The intimacy workshop was fascinating for Ubicomp, as its topic put quite a few people on edge. Yet its draw was significant.
Dinner was attended by a blend of folks from the privacy and intimacy workshops. One topic immediately surfaced. While the intimacy workshop was 2/3 women, not a single woman attended the privacy workshop. Perhaps the traditional approaches to ubicomp are a bit masculinized linguistically and culturally...
Posted by zephoria at 02:06 AM in Academia | Permalink
Comments
I was in the ubicomp03 privacy workshop. I can comment a bit on this. During the workshop, we lamented its lack of women, though we didn't recognize its connection with the intimacy workshop, as best as i can recall. IOW, we asked where all the women were, but we didn't realize the answer was "down the hall in the intimacy workshop."
Interestingly, this year's privacy workshop drew its theme (Privacy as Boundary Negotiation) in part from a recent paper authored by a woman (who did not attend the workshop) and a man (who did). (danah commented on this paper here.) Of further note, a widely influential paper that woke the computer security community (incl. cypherpunks) to the idea that poor usability was a prime reason so few non-geeks used their software was authored primarily by a woman. Another widely cited paper on privacy, ubiquitous computing, and human-computer interaction was authored by two women.

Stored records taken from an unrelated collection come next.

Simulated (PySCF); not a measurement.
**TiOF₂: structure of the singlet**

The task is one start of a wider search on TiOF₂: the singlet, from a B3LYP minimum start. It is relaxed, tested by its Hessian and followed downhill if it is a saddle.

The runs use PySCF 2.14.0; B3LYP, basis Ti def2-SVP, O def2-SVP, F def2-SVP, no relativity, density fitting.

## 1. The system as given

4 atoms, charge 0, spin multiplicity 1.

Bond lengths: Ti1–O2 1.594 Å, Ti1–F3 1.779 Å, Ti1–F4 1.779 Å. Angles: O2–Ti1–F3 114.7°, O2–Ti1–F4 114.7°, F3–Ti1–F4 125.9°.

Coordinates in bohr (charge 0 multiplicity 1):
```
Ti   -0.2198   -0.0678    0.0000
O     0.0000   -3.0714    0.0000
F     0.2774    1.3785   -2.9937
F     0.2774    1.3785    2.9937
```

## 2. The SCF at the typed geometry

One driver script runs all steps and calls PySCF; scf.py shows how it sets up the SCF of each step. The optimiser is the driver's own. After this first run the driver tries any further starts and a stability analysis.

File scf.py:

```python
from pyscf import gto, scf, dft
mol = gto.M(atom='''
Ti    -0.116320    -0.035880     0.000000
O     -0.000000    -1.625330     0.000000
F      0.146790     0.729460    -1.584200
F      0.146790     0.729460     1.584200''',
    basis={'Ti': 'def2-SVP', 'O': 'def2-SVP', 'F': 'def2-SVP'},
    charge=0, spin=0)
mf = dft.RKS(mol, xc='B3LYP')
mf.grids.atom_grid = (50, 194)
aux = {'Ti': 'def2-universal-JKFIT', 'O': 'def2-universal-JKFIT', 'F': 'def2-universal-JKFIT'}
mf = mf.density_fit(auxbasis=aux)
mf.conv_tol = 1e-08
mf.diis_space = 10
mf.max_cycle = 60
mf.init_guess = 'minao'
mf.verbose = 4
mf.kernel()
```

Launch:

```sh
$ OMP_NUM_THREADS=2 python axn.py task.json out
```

the upshot here is that some of the most widely cited papers at the nexus of privacy and human-computer interaction (and this workshop also lives at that nexus) were authored by women. and yet no women were at the workshop. odd. the workshop CFP seems unmasculinized enough as far as i can tell. although... all five workshop organizers were men. i suspect that's a big one there. the intimacy workshop was organized by two women and two men, and that, i suspect, was key to attracting participants of both genders. i co-organized a privacy workshop in 2002 w/ danah and two other men. most of our six or so participants were men, but we had one or two women. i hadn't thought of it before, but perhaps having a woman on the organizing committee was a factor there. (you can now picture a lightbulb sparking to life above my groggy head, as i realize i could not possibly co-organize a workshop again with only men as my co-organizers).
Posted by: scott lederer at Oct 26, 2003 2:19:54 PM
I was also at the Ubicomp workshop on privacy, my first time. One question to ask is, what is the attendance like at previous workshops on privacy, ex. Ubicomp last year and CSCW? In other words, is there something essential, or is it accidental?